Chum Kiu (尋橋) - Introduction
The second form in the Wing Chun System is called Chum Kiu and roughly translated it means "Seeking for the bridge or bridge seeking form."
Chum Kiu teaches the student how to turn and move efficiently which helps to develop a student's weight transfer, weight distribution, balance and structure. With simultaneous hand and foot movements, the form helps a student to link the upper and lower body together using the Gee Kim Yeung Ma stance which was learnt in Sil Lim Tau. Due to the stepping footwork in Chum Kiu, the form applies the Gee Kim Yeung Ma stance with the feet in a forward stance instead of a neutral position.
By learning how turn yourself correctly and efficiently, helps in detecting the slightest opening in which to compromise an opponent's position by interrupting their centre and turning your opponent. Chum Kiu is predominantly known as the footwork or form. Chum Kiu builds on the core concepts that are taught in Sil Lim Tau, and teaches the student intermediate positions, energies and techniques.
Chum Kiu introduces four further angles which are the angles that are lie in-between the four angles that are taught in Sil Lim Tau, therefore you now have 8 angles in which to defend and or attack. The form introduces the use of kicks, which when applied are no higher than your waist, any higher is deemed as inefficient. Also highlighted within the Chum Kiu is the concept of distance, which is governed by footwork.

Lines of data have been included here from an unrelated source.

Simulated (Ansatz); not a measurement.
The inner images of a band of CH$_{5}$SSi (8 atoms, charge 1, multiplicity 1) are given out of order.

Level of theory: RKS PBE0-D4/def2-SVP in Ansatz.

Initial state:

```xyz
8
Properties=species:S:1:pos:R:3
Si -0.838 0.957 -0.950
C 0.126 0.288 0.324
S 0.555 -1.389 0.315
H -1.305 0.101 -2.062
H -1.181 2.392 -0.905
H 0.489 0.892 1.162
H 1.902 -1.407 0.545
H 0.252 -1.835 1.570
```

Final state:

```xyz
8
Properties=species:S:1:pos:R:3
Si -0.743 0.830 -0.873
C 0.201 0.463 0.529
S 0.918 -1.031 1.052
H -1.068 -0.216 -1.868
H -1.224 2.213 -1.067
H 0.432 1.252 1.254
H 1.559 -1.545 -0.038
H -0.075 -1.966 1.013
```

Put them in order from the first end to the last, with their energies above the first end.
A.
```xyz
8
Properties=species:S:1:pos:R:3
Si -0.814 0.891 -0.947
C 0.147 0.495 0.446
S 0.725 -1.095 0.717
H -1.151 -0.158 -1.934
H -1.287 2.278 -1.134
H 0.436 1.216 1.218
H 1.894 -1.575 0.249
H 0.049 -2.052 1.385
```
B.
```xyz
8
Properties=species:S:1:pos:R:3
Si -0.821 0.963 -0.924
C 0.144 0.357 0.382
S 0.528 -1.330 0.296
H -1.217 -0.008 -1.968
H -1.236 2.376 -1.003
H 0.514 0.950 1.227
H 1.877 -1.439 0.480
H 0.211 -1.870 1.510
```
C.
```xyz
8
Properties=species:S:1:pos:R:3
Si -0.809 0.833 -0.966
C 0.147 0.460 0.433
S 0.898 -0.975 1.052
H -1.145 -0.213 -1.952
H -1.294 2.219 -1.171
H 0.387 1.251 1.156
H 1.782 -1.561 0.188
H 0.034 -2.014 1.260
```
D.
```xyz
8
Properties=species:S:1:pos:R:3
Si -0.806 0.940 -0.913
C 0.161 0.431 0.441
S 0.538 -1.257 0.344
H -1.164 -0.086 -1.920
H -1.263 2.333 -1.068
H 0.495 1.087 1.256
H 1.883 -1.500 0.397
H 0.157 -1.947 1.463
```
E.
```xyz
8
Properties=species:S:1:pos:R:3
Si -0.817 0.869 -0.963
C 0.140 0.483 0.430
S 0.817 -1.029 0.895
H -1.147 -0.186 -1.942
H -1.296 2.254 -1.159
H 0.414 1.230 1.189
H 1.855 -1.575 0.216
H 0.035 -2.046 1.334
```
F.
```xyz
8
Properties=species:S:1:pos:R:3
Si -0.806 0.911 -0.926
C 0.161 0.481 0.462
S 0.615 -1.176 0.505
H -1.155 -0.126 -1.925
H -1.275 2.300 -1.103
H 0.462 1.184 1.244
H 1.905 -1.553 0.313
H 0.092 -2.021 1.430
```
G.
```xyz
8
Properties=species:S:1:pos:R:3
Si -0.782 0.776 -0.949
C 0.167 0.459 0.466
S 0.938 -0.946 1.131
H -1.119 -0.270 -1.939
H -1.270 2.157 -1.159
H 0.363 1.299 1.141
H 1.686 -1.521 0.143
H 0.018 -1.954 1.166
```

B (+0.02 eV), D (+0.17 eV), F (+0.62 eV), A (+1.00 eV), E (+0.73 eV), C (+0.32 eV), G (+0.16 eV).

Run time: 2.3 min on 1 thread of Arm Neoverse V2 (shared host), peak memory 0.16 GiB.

At Progressive Wing Chun Milton Keynes you will find that on average students start to learn this form after 3 to 6 months of training.
Chum Kiu - Understanding
First Section - Juun - Turning
The first section of Chum Kiu focuses on turning, weight transfer and distribution, balance and structure. Again there is the application of double Lan Sau and a new technique which is Fut Sau (eye rake) which is derived from pressure being applied on the elbow.
The application of Jip Sau (arm break) is introduced and is made up of simultaneous Tok Sau and Jut Sau being applied to an opponent's arm. The first section introduces the importance of peripheral vision as you face multiple directions within whilst turning.
The last part of the section utilises Bong Sau and Lan Sau. This shows the relationship of Bong Sau and Lan Sau. This shows the importance of turning when performing Bong Sau and the Lan Sau is performed in such a way that it shows how to drive in and close an opponent down pinning an opponent(s) arm to their body.
Pay attention to the position of Lan Sau as this is a distance reference point of the practitioner, both from defence and attack points of view, after all the best form of defence is attack! The first section of Chum Kiu also further develops two-way energy and short range power which is what was taught in the second and third sections of Sil Lim Tau.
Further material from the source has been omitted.